Why it Matters
The Senate Armed Services Committee's closed markup of the National Defense Authorization Act (NDAA) for Fiscal Year 2027 is where the shape of American military power for the coming year gets decided — behind closed doors, without cameras, without witnesses, and without a public record. The NDAA 2027 hearing, scheduled June 9 through June 12, lands at a genuinely fraught moment: the Trump administration has submitted what Reuters describes as "by far the largest year-over-year increase in defense spending in the post-World War Two era" — a $1.5 trillion request that includes $750 billion for ships, jets, and the "Golden Dome" missile defense initiative. Whether Congress authorizes anything close to that figure, and through what legislative vehicle, is a question with consequences for military readiness, the federal deficit, and the traditional bipartisan consensus that has kept the NDAA on track for more than six decades.
The Big Picture
The FY2027 defense authorization bill arrives in the Senate committee room carrying unusual political weight. The Pentagon's April 21 budget rollout detailed a base procurement account of nearly $260 billion and a research and development account approaching $220 billion — numbers that dwarf prior requests. This will be the first NDAA to grapple seriously with the administration's "Golden Dome" missile defense initiative, a flagship national security priority that the Pentagon's budget request folded into its $750 billion hardware ask. The committee will also confront the state of the defense industrial base — a persistent concern among members on both sides of the aisle who argue that American shipyards, munitions manufacturers, and semiconductor suppliers lack the capacity to sustain the kind of production surge the administration's strategy implies.
The defense committee markup hearing is also the vehicle through which Congress sets personnel policy, military pay, and a range of non-procurement provisions — from housing allowances for service members to rules governing military commissions — that directly affect the 1.3 million active-duty personnel and their families.

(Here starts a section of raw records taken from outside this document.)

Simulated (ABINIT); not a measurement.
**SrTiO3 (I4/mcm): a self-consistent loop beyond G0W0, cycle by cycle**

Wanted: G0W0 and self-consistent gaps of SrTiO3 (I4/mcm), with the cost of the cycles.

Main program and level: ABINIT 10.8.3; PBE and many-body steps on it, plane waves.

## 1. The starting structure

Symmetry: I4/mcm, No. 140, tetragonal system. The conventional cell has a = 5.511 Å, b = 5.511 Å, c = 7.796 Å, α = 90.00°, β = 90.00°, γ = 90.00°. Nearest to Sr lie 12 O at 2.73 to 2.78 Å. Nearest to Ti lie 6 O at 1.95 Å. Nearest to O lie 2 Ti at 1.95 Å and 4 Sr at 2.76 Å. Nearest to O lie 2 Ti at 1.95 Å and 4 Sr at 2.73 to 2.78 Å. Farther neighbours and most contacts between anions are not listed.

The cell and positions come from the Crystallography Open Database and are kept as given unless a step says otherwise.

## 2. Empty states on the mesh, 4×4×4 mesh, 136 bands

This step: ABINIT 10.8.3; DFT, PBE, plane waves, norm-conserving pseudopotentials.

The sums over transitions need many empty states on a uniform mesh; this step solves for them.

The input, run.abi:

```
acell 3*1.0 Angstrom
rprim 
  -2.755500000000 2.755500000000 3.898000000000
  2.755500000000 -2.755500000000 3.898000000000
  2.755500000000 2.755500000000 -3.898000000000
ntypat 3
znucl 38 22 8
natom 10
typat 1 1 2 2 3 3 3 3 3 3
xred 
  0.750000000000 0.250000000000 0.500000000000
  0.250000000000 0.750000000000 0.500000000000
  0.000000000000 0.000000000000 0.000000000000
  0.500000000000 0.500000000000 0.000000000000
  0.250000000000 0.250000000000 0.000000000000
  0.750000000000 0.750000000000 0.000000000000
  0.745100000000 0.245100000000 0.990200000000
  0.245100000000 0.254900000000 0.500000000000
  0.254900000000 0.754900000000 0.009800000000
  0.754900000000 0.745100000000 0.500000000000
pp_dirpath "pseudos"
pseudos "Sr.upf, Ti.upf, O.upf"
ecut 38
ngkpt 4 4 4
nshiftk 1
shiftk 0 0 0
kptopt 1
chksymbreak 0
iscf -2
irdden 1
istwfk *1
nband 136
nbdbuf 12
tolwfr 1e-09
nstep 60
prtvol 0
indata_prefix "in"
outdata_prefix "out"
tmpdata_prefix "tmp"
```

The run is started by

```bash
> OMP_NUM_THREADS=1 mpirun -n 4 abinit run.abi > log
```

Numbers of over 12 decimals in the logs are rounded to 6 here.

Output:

The June 12 session is designated a closed business meeting — standard practice for NDAA markups, which routinely involve classified programs, intelligence activities, and sensitive procurement details that cannot be debated in open session. The closed format means the public record will be thin until the committee releases its report.
Political Stakes
For the Administration
The White House has simultaneously pushed to route a significant portion of new defense spending through the budget reconciliation process, a partisan maneuver that would allow Republicans to pass defense increases without Democratic votes. That strategy has put the traditionally bipartisan NDAA on uncertain ground.
For the Senate
The committee's 28 members, led by Chairman Roger Wicker (R-MS) and Ranking Member Jack Reed (D-RI), will work through the bill's provisions, consider amendments, and ultimately vote on whether to report the legislation to the full Senate.
Reed has said he still expects Congress to pass the FY2027 NDAA, but has signaled that the harder fight may come at the appropriations stage — and that the reconciliation push complicates the committee's ability to build the kind of lopsided, bipartisan majority the bill has historically commanded. The FY2026 NDAA cleared the Senate Armed Services Committee 26-1. Replicating that margin while the administration simultaneously asks Republicans to use a party-line process to fund the Pentagon is a needle that Wicker will need to thread.
For the House
The House Armed Services Committee released its own Chairman's Mark — H.R. 8800, the National Defense Authorization Act for Fiscal Year 2027, introduced May 13 — and will hold its full committee markup on June 4. The House version, valued at approximately $1.15 trillion, includes authorization for a second destroyer in FY2027, a direct rebuke of the Trump administration's budget request, which funded only one. That decision reflects a recurring tension in defense authorization: Congress routinely authorizes more hardware than the executive branch requests, particularly for shipbuilding programs with strong constituencies on the committee.
The Senate bill will eventually need to be reconciled with the House text — a conference process that typically produces the final legislation signed into law.
The Bottom Line
What emerges from the NDAA 2027 hearing will define the Senate's opening position in what is likely to be a contentious bicameral negotiation. The gap between the administration's $1.5 trillion request, the House's $1.15 trillion mark, and whatever the Senate Armed Services Committee produces will set the parameters of that fight. And the reconciliation question — whether the largest defense spending increase in modern American history gets processed through a bipartisan annual bill or a partisan budget maneuver — may ultimately determine not just the dollar figure, but the durability of the legislative coalition that has sustained the NDAA as one of Congress's most reliable annual achievements.